It is only an occasional child, usually a young one, who has changed identity for the night, who growls like the furry beast it is. I long for role-playing, for the ferocious tiger who will dare me to open the door wider. I hold out the wide wooden bowl brimming with mini Snickers and Tootsie Pops. Each year the packages shrink, but the kids don’t seem to notice. Their plastic pumpkin carriers are brimming with replicas of what we are giving. Over their shoulders, the little monsters thank us as they race back down the stairs to the sidewalk where an adult or two waits to escort them to the next house. As they secure their children’s sticky hands, does their tongue remember the taste of their own childhood? Gone are the days when children ran out the front door as soon as dusk swallowed the maple trees, to tag along with older siblings, combing the darkening streets until the soiled pillow case, filled with treats, weighed them down. Then it was time to return home to parents, unconcerned about absence after dark, sitting by a lamp reading until their costumed children had played out their one-night characters and were ready for sweetened sleep.



I don’t think I have run more than 6 miles in 2-mile increments, since 2016, when I ran the half marathon (another last minute decision) . This Sunday, I turn on I-Tunes on my phone at the start of the 10K. It will take only two complete replays of Pink Martini’s “Get Happy” album to keep me company until the finish line.
Its force reminds me that I am a slender woman who with a big gust could be blown off the road to topple on to the grassy fields. I pass ancient apple trees, their trunks bent in testament to the wind, fallen apples fragrant with fermentation.

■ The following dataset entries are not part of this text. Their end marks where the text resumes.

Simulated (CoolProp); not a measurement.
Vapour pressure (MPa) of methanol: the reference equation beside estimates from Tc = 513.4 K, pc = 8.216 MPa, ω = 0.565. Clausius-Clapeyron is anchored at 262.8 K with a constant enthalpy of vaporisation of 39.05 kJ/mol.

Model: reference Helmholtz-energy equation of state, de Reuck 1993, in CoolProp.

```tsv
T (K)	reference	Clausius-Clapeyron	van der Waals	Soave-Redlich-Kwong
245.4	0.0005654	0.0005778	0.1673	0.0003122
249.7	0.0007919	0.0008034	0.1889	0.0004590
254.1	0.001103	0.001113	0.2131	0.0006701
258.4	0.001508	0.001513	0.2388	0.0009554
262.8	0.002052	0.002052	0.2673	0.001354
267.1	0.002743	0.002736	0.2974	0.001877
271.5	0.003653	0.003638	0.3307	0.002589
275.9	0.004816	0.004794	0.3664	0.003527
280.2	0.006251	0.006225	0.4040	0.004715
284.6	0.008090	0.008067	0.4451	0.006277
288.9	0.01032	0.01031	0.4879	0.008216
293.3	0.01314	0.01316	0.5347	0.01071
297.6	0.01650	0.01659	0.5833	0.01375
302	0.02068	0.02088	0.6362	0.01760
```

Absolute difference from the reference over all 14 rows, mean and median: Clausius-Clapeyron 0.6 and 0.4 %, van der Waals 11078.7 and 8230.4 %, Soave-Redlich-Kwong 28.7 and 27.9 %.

I begin the slow ascent south that will take me by the field where Racer the horse used to run to greet me for a fistful of grass. Gone now, his spirit keeps me running. Soon I approach the water stand outside our own drift-wood fence where my husband sets out paper cups of orange and lime Gatorade on a small table. I grab, gulp and go on. I know the hill rises steeply for another eighth of a mile, the open view from the top, showing the bay is at high tide, the longer autumn shadows splitting the sun on the water’s surface. Blackberries thrive on that hill top, berries now dried and fragrant as old wine. Turn-around for the 10K comes in a dip in the road, darkened on both sides by Palmers’ woods, old as the peninsula itself in giant Doug Firs and Big Leaf Maple trees. If I were not mid-race, their deep woods would invite me in. But here is turn-around, monitored by Linda and Stan Herzog. Linda calls my name. Stan snaps a photo.
This is an oyster run, celebrating Quilcene’s famous oysters, so the aroma of wood coals and garlic bread already permeates the air. Depending on where you stand, it is fried food or local ale to keep a mind motivated for returning to this spot after the race. Everyone is happy. Those who know me, cheer me on. They seem more confident than I that I will make it the whole way. I will make new friends as the race begins, when I discover whose pace falls in with mine. That is how I meet Michele and Meg. We don’t talk much during the run. All of us are tuned in to whatever music lifts one foot in front of the other, but there are moments of encouragement among us. Good going. Feel free to pass. Yes, the hills are tough for me too. I pass a woman with her arm around her young son, a stalky boy who clearly has some cognitive impairment. He smiles widely at me.
And finally, the physical part. I want to remember when the endorphins kick in after the 2nd kilometer. I am running downhill by the green apple tree where yesterday I stole enough for a pie. I look up to Mt. Walker ahead and my chest fills with autumn-washed air. Breath is wonderful. Deep, deep breath is exhilarating. I could run forever on this feeling. I could spread my arms and mimic the gulls and ravens swooping over the bay. I start to write this essay in my head so no feeling will fail to remain.
Only after one takes my picture, do I realize my face is raspberry red. I sit by another runner on the grass while our bodies cool. The sun is full out, but I am beginning to chill. My newly acquainted runner drives me back to my cottage where I peel off my running pants and shirt. My tongue tastes salt. My skin feels like salt. I realize I have excreted a good amount of salt water. As soon as I persuade myself to leave the hot tub jets, I will drink a tall glass of water. Every part of my body has been used: my feet, my legs, even my shoulders and neck. I should feel beat up, but I don’t. I feel twenty years younger. Maybe I will get back into this running thing.